The truth is that the two regions are separated from each other only in the topical categories of textbooks. No President can be long in office without discovering that most national policies amount to de facto compromises among the claims of competing interest groups. The very definition of interest and policy in national terms requires integration. The Far East has long been our back door to Europe. Since the beginning of the European war, Europe has been our front door to the Far East. Implicit in the President’s own statement, axiomatic in the logic of his total war policy, was the priority of American aid to Great Britain over all other policies save that of the defense of the United States itself. This has meant that the United States could undertake no action in the Far East that did not synchronize perfectly with the British war effort.

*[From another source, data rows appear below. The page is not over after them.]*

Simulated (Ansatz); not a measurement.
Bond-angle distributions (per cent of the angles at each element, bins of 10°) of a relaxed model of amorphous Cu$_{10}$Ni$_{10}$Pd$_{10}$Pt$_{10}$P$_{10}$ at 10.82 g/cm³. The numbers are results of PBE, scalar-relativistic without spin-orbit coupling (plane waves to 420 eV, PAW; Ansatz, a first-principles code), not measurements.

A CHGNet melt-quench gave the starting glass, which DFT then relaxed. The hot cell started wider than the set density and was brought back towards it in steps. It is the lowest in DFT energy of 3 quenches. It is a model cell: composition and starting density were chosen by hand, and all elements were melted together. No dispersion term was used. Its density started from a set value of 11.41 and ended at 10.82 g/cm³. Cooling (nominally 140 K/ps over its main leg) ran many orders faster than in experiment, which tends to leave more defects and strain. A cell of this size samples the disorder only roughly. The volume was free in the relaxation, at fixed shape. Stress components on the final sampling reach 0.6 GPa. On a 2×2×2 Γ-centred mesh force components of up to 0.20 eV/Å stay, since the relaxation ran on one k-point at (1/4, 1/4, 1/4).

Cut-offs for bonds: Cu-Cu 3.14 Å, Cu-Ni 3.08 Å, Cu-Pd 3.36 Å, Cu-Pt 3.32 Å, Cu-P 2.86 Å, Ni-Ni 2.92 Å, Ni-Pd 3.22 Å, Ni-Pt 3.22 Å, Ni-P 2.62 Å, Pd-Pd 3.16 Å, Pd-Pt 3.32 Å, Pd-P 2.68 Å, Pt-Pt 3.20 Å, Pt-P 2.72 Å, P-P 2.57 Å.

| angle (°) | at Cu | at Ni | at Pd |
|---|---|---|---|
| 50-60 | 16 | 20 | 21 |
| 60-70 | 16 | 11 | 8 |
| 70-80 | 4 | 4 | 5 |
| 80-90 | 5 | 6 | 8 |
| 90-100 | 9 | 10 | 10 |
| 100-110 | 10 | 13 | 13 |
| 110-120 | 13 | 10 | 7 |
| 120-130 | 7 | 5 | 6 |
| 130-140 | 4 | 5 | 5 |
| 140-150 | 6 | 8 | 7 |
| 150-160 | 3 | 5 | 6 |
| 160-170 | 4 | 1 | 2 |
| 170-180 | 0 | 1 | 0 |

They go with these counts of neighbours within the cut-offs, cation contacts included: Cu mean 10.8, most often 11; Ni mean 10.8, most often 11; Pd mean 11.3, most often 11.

The equation was not compounded of pro-British or anti-Chinese sentiments. It was based upon the sound and compelling strategic principle of concentration. Napoleon and every great general before and after him taught that the principal objective of every army is the principal armed force of the enemy. The principal armed force of Germany is German, not Japanese. To defeat Japan would no more defeat Hitler than defeating Italy did, or than the German defeat of France defeated England. President Roosevelt discerned in the industrial and military colossus of Nazi Germany a far greater menace than Japan to American security, and the American people concurred in his judgment. The entire American defense program was adjusted to that view. The United States could not force the issue with Japan, for the British made it plain that they did not want a war in the Pacific that would divert American resources from their dire needs in the Atlantic, and so did Australia and New Zealand. The two Pacific Dominions have consistently been more cautious than the United States in their dealings with Japan. In 1921, be it remembered, Australia was all for renewing the Anglo-Japanese Alliance, as Lloyd George and Curzon had planned to do, and she was thwarted in this only by the United States and Canada. The point is not to reprove Australia (for whose attitude the strategy of the Pacific affords good reason), but to show that a critic who took into consideration all of the factors that had to be taken into consideration by the Administration could find unimpeachable principles of strategy, logic, and statesmanship to justify its Far Eastern policy—or at all events, to explain it more accurately than can be done by calling it appeasement.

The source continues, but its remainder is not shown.